In June, Muslim kids were asked to leave the Foster Brown Pool in Wilmington because of what they were wearing. Now, the city has paid $50,000 to settle a discrimination claim. (Image via Google Maps)

Mayor Mike Purzycki, D-Wilmington, has issued an apology and is meeting with members of the Muslim community after a teacher and her elementary school-aged students of Islamic faith were asked to leave a public pool.

Members of a summer Arabic enrichment program said they were asked to leave a city pool last month because they were wearing cotton clothing and headscarves — despite being frequent visitors to the pool, and no visible signage about the garments being inappropriate.

They said the pool manager even called the police on them.

Over the weekend, Purzycki issued an apology, saying the city used poor judgment. He assured community members religious garb is permitted.

“We should be held accountable for what happened and how poorly we assessed this incident,” he said. “I apologize to the children who were directed to leave a city pool because of the religious-required clothing they were wearing. We also referred to vaguely-worded pool policies to assess and then justify our poor judgment, and that was also wrong.”

Naveed Baqir of the Delaware Council on Global and Muslim Affairs said he believes the pool manager used the so-called no cotton policy as an excuse to discriminate against the group. He said incidents like this aren’t uncommon.

“A lot of times situations do not escalate to this level, people just walk away when they’re faced with these types of comments,” Baqir said.

“It happens quite frequently,” he added. “Personally, I have been asked to leave a pool, several years ago. Because my family is affluent enough, we made a point we’re not going to use a public facility, we will use a private facility and pay a facility that listens to our requests and can accommodate our requests.”

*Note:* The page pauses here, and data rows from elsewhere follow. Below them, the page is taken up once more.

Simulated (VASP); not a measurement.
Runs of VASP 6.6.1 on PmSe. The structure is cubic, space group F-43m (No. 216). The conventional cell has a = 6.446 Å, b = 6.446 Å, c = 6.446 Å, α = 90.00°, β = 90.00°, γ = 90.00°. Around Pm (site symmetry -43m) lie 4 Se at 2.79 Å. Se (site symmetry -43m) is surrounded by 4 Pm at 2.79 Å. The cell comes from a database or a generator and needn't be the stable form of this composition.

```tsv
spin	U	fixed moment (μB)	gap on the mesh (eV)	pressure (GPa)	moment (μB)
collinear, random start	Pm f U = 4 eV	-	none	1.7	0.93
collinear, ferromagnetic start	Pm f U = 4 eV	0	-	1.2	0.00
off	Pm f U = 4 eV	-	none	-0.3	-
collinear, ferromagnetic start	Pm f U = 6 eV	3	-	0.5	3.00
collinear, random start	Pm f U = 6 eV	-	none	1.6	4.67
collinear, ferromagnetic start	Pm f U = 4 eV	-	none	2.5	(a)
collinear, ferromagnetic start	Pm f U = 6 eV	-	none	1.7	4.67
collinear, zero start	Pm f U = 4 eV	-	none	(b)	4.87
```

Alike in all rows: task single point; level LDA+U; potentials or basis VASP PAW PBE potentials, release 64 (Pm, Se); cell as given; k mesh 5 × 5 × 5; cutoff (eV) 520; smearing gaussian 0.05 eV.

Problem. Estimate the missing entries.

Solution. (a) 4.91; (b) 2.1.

Baqir said he’s pleased with the mayor’s response to the incident and will meet with him to discuss how to address the issue.

He said while modest swimwear designed for Muslims who wish to cover are available, not everyone can afford them.

“Does it mean the pool is only for those who can afford to pay for expensive swimwear? It’s a difficult situation to come up with this [no cotton] rule that is fairly and equally applied to all people,” Baqir said.

“We are making sure everybody is respected, their religious beliefs are respected, if there are rules, those rules should be clearly described and defined and displayed,” Baqir added. “At the same time, rules should be in a way that can be applied equally without discrimination.”

On Monday, Purzycki told WHYY he issued the apology because he felt the city “handled it as badly as it could be handled.”

“We made a mess of it and you got to be accountable for it,” he said.

Purzycki said he is arranging a meeting with the affected group. He said he wants to strengthen understanding between communities. The mayor added that going forward, there should be clear policies in place.

“The sensible thing to do now is for us to enforce a loosely worded policy of appropriate dress and be as permissive as we can about it and alter from that course only if we think there’s a safety issue, and put together sensible policies over the next year and promulgate them early so everyone knows what the rules are and nobody feels they’re being discriminated against,” he said.